Request By:
Ms. Martha Warren
Box 9
Springfield, Kentucky 40069
Opinion
Opinion By: Steven L. Beshear, Attorney General; Walter C. Herdman, Asst. Deputy Attorney General
This is in response to your letter of March 14, concerning a vacancy that has been created in Washington County in the office of magistrate in which you raise a number of questions concerning the manner in which this vacancy is to be filled, particularly where redistricting is involved.
Assuming that the vacancy occurred more than 70 days before the primary, anyone seeking party nomination must file a notification and declaration paper with the county clerk not later than March 30. If more than one seeks party nomination from the same party, a primary must be held to determine the party nominee for the November election. If only one candidate files, there can be no primary and he is automatically nominated. See KRS 118.115 and 118.185. Of course, any person can file as an independent under KRS 118.315 not later than September 15, which is the 55 day deadline before the general election as provided in KRS 118.365(3), as amended in 1982.

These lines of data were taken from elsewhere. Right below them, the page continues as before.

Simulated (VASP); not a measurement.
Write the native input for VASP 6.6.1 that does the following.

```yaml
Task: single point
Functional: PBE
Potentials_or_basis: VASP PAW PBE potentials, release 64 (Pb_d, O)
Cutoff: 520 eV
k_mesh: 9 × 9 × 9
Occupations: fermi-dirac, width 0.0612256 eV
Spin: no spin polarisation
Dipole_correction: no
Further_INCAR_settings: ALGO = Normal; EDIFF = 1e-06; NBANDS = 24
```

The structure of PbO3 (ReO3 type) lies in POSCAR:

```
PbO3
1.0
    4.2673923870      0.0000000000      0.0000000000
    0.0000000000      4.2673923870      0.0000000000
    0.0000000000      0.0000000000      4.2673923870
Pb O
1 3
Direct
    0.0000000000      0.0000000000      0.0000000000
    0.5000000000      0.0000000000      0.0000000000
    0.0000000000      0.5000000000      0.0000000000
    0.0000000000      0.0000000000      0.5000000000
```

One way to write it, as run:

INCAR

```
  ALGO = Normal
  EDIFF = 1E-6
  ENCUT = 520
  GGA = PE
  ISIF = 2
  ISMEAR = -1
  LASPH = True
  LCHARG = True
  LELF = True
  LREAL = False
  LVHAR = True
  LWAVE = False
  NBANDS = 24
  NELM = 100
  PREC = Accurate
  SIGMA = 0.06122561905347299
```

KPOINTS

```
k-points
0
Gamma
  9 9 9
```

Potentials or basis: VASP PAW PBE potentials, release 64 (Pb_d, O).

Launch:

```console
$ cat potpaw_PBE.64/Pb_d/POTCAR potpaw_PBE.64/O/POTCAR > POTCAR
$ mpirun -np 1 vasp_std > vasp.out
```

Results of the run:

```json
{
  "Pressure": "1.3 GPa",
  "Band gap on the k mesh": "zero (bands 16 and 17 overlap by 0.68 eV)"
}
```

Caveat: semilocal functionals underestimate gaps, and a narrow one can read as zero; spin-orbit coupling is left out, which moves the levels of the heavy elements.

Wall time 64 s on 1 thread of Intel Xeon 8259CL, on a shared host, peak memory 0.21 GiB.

KRS 67.045, the redistricting act, enacted in 1982, requires each county to redistrict its magisterial districts which becomes effective immediately upon the passage of an appropriate ordinance on the part of the fiscal court. However, such redistricting does not affect those magistrates who were elected and are presently serving irrespective of the fact that they may be placed in a district other than the one from which they were elected. On the other hand, any vacancy that occurs in one of the old districts, irrespective of boundary changes which may in turn require changes of precinct lines, must be filled at the coming November election for the unexpired term. Magistrates are not elected from precinct but are elected from the district and candidates to fill the vacancy in the old district must live within that district and within the boundary of the new boundary lines drawn for the district created by the reapportionment. We are enclosing copies of OAG 83-40 and 82-617 covering this subject.
If, however, candidates desiring to run for the vacancy no longer live in the old district as drawn by reapportionment which changes the boundary lines of the district, they are not qualified to run. On the other hand, if a candidate is placed in the old district by virtue of a change in the district's boundary line, he is automatically qualified under the terms of KRS 61.015. As we said above, precinct lines have no legal significance in reapportionment or in the election of officers from a particular district except that the County Board of Elections must realign any precinct line that bisects a newly drawn magisterial district line.